Friday, July 13, 2012

039. In Praise Of Mistakes. Robert Lynd Essay. Reintroduced By P S Remesh Chandran

039.

In Praise Of Mistakes. Robert Lynd Essay. Reintroduced By P S Remesh Chandran


Editor,  Sahyadri Books & Bloom Books,  Trivandrum


First published: 25th Nov 2011

Robert Lynd is famous for his essays of wit, wisdom and humour. Here he is writing ‘in praise of mistakes’, how they are useful and how they are enjoyable to the world. It is his opinion that it is difficult to write something without slipping somewhere. Mistakes do not interfere with our enjoyment of a writer and the only unpardonable sin in an author is writing uninterestingly. This Irish genius who made us laugh shared the world with us during 1879-1949.

What I wonder is why I did not snatch away as much wealth as I could from the Indian Coffers.
 
People often write to newspapers about the frequent mistakes writers make in their articles and books. Geographical, historical or religious errors may occur in their works but those mistakes seldom make their works unreadable or unenjoyable. Instead, most often, they make the world merry for they give enough material for the world to laugh. One will wonder why writers do not make as many mistakes as they can so that the world can at least laugh heartily. In this aspect, the case framed by fault-finders against writers is a weak one. If it is presented in any court the writer, Lord Clive, may tell the jury that he wondered why he did not make as many mistakes as he could. Lord Clive was tried in the British Parliament for corruption during his India Service when he told senators, what he wondered was why he did not dare to snatch away more wealth from the vast treasure houses of the Indian Kings!

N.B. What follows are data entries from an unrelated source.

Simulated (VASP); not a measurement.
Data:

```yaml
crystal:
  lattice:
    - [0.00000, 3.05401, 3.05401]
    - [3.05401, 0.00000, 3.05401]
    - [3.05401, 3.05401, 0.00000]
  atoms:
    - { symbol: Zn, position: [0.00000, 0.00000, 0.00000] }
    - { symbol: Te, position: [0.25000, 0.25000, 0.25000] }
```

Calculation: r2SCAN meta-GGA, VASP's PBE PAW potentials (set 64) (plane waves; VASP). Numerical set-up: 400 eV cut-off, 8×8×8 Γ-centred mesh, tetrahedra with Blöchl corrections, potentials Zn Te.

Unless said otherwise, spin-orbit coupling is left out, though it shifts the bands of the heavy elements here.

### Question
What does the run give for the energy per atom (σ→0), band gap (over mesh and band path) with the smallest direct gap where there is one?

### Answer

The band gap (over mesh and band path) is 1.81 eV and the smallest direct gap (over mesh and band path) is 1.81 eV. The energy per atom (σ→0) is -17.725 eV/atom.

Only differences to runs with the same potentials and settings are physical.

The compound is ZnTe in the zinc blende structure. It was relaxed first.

It is difficult to write about something without slipping somewhere.
 
Personally Lynd is a lover of accuracy but he finds it difficult to write about something without slipping somewhere. He consults an encyclopedia to avoid errors in writing. He has on many occasions risen and sweated in the very early mornings in fear of mistakes he may have made in articles which have already gone to press. A modern day writer who is born in the time of spell checker, auto correct and Internet would be totally unfamiliar with such dreadful experiences.

 
Mistakes do not interfere with our enjoyment of an author’s work.  
 
Mistakes do not interfere with our enjoying an author’s work. It is not the word and its meaning that count; it is the sound of the word that is important and is appealing to human senses. It is the sound of the words that makes a poem pleasing to our senses and ears and imparts beauty to the poem. Poets, Lynd permits them, may use the names of any precious stones or anything else for that matter in their poems even without knowing their meaning, if those sounds are pleasing to ears. A jeweller’s assistant needn’t immediately go to him and correct him. According to Lynd the unpardonable sin in a writer is to write uninterestingly. If a work is interesting, it would be read and enjoyed by all. Mistakes do not matter there. Shakespeare made his multitude of mistakes in chronology and Walter Scott made the Sun rise on the wrong side of the world in the wrong time. Even then Shakespeare’s dramas and Walter Scott’s novels and poems are read by millions of people with interest.

A writer’s mistakes deserve praise, and fantastic errors are great stimulants.
 
Mistakes made in literature are useful to man in many ways. For example, they make the reader temporarily feel that he is an inch taller than the writer. Mistakes made by the writer are a source of delight to many readers. There is more joy over a single error discovered in a good writer than over a hundred pages of perfect writing. Error-hunters search for errors as meticulously and systematically as gold-hunters search for gold. His Eurekas are uttered not over immortal phrases but over some tiny mistake in geography, history or grammar. The famous English weekly ‘Punch’ once used to print the names of authors along with the mistakes they made. The writers protested. Lynd is of the opinion that writers needn’t protest over such dissections by print media and they needn’t consider it as an attempt to rob them of the credit for making the world happy and laughing. Since they are such useful to mankind, the writers’ mistakes deserve praise; even their fantastic mistakes, which are in many, are also thus pardonable. Lynd’s closing observation is that ‘we shall never have a novelist or writer of the magnitude of Shakespeare till one can make as many mistakes as Shakespeare made’.


Note

Writers' mistakes have always given the world interesting material to laugh about. They do not disparage the writer but do prove to the world that they indeed are human beings, after us going through the unearthly materials they have written. Writers' mistakes are indeed a solace to readers who are taken off with the momentum of the flow of ideas and emotions in the writing and cannot land. Seeing the mistake and reading the mistake lands them safely on the terra firma.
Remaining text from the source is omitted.